Watercolor painting

From New World Encyclopedia


Paul Cezanne's Knabe mit roter Weste (1890)

Watercolor painting is a painting method. A watercolor is either the medium or the resulting artwork. Watercolor, also known in French as aquarelle, is named for its primary component. It consists of a pigment dissolved in water and bound by a colloid agent (usually a gum, such as gum arabic); it is applied with a brush onto a supporting surface, such as vellum, fabric, or—more typically—dampened paper. The resulting mark (after the water has evaporated) is transparent, allowing light to reflect from the supporting surface, to luminous effect. Watercolor is often combined with gouache (or "bodycolor"), an opaque water-based paint containing a white element derived from chalk, lead, or zinc oxide.[1]

The technique of water-based painting dates to ancient times, and belongs to the history of many cultures in the world. In the West, European artists used watercolor to decorate illuminated manuscripts and to color maps in the Middle Ages, and to make studies from nature and portrait miniatures during the Renaissance.[2] When the Western world began to mass produce paper, the medium took on a whole new dimension of creativity.

The advantages of watercolor lie in the ease and quickness of its application, in the transparent effects achievable, in the brilliance of its colors, and in its relative cheapness.

History

Watercolor is a tradition that dates back to primitive man using pigments mixed with water to create cave paintings by applying the paint with fingers, sticks and bones. Ancient Egyptians used water-based paints to decorate the walls of temples and tombs and created some of the first works on paper, made of papyrus. But it was in the Far East and Middle East that the first watercolor schools or predominant styles emerged in the modern sense.

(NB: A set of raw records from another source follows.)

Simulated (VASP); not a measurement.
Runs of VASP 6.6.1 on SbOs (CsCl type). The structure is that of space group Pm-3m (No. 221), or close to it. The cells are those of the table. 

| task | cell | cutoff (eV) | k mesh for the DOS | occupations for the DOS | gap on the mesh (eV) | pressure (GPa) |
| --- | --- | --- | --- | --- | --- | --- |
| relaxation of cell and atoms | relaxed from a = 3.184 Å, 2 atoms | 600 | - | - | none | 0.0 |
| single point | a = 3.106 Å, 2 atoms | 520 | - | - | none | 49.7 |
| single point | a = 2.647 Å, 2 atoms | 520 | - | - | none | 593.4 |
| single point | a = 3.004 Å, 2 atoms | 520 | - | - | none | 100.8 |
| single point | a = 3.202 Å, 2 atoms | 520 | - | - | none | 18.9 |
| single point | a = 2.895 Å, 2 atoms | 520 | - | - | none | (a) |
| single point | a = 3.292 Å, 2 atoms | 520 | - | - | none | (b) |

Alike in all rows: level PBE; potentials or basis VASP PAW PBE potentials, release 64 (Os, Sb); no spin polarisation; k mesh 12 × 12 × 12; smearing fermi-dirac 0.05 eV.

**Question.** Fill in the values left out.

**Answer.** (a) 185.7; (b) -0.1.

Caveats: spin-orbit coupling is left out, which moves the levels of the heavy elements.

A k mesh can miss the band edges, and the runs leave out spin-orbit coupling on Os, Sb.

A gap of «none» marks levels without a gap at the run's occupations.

Chinese and Japanese masters painted on silk as well as exquisite handmade paper. Their art was filled with literary allusion and calligraphy, but the primary image was typically a contemplative landscape. This characteristic anticipated what was to be a central aspect of Western watercolor traditions in later centuries. In India and Persia, the opaque gouache paintings created by the Moslems depicted religious incidents derived from Byzantine art.[3]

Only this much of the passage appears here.